Celebrating Annette Diggs + EDGE Outdoors

Annette Diggs looks back at her student during a lesson at Stevens Pass. 📸: Adam J Sanders

As Black History Month comes to a close, we are spotlighting Annette Diggs, founder of EDGE Outdoors + ski instructor at Stevens Pass. We are honored to call Annette a teammate and are inspired by her vision + leadership as she makes snow sports more inclusive. Read about her inspiration, ultimately leading to the creation of EDGE Outdoors:


Coming from a redlined community, I grew up thinking that ski resorts were unattainable for people like me. Redlining is, by definition, discriminatory practices that deliberately avoid investment in Black and Brown communities based on racist ideas – these actions have historically, and presently, affected wealth-building and health equity in marginalized communities. I later learned that ski resorts were out of reach by design. Past discriminatory laws – including the Indian Removal Act, Jim Crow Laws, redlining, and segregation – have systematically expunged the presence of Black, Indigenous, and People of Color (BIPOC) from mountain spaces.


Whether you’re familiar with this dark history or not, you can see the evidence at any resort as clear as day. The lack of racial and ethnic diversity is obvious at the guest level and even more apparent in the low rates of BIPOC as certified PSIA-AASI instructors and staff. I faced this reality the first time I stepped into a pair of ski boots in my early 30s. As a Black woman on the ski hill, I did not see myself reflected, and my presence was noticed and scrutinized – not seen, which continues to this day. The redirection by others from a black run to a green run and the harmful coded language used to identify my Blackness all confirmed that my Black body was not an expected sight. I have been “othered” in every way you might imagine – which is why I decided to become a ski instructor and earn my PSIA-AASI certification.


As a PSIA-AASI certified instructor and recreational skier, I have witnessed and lived through the profound cascading effects of past discriminatory laws across a multitude of resorts. This inspired me to found EDGE Outdoors and change the narrative of who belongs on a ski hill – no one deserves to be told they’re “out of their element,” simply for riding a chairlift. EDGE Outdoors is a powerful snowsports initiative designed to address an overlooked segment of minority: Black, Indigenous, Women of Color (cis/trans/queer). Our mission is to attract and retain BIWOC/TWOC in snow sports by building a supportive community. Our vision is to bring more diversity to the slopes, bestow equity to women of color, and promote the normalization of Black and Brown bodies on the hill, all while encouraging these women to take positions on the mountain, especially as instructors.

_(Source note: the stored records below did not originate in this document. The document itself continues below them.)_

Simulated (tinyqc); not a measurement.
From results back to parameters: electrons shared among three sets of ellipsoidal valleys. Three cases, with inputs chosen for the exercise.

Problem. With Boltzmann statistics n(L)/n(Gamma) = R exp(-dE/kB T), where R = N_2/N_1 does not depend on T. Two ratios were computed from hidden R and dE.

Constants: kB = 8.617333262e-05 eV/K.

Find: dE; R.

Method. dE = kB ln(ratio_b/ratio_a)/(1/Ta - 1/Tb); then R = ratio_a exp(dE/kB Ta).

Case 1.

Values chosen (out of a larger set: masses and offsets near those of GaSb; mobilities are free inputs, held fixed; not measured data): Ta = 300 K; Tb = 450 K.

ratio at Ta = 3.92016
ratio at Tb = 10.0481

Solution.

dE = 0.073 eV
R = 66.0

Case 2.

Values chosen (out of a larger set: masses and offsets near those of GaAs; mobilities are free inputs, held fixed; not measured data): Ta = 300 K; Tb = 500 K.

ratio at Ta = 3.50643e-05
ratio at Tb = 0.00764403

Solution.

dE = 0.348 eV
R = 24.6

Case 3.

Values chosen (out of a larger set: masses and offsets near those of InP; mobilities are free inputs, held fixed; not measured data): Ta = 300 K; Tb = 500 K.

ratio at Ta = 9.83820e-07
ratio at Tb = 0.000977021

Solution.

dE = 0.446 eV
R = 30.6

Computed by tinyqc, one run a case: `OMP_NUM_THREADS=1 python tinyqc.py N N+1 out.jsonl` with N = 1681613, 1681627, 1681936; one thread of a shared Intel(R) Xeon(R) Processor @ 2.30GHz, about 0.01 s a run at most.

Since day one, Stevens Pass’ leadership has stood behind my vision of equity, justice, and inclusion for marginalized communities in snow sports. As a mountain family, we have held courageous conversations and sat in the reality of the inherent inequity of our country and snow sports. I am immensely thankful for their support of my development and active engagement with EDGE Outdoors. It would be difficult to move mountains of inequity without them. We all have an obligation to the community and sport to elevate the historically excluded. I am overjoyed to be on this journey with Stevens Pass and our community.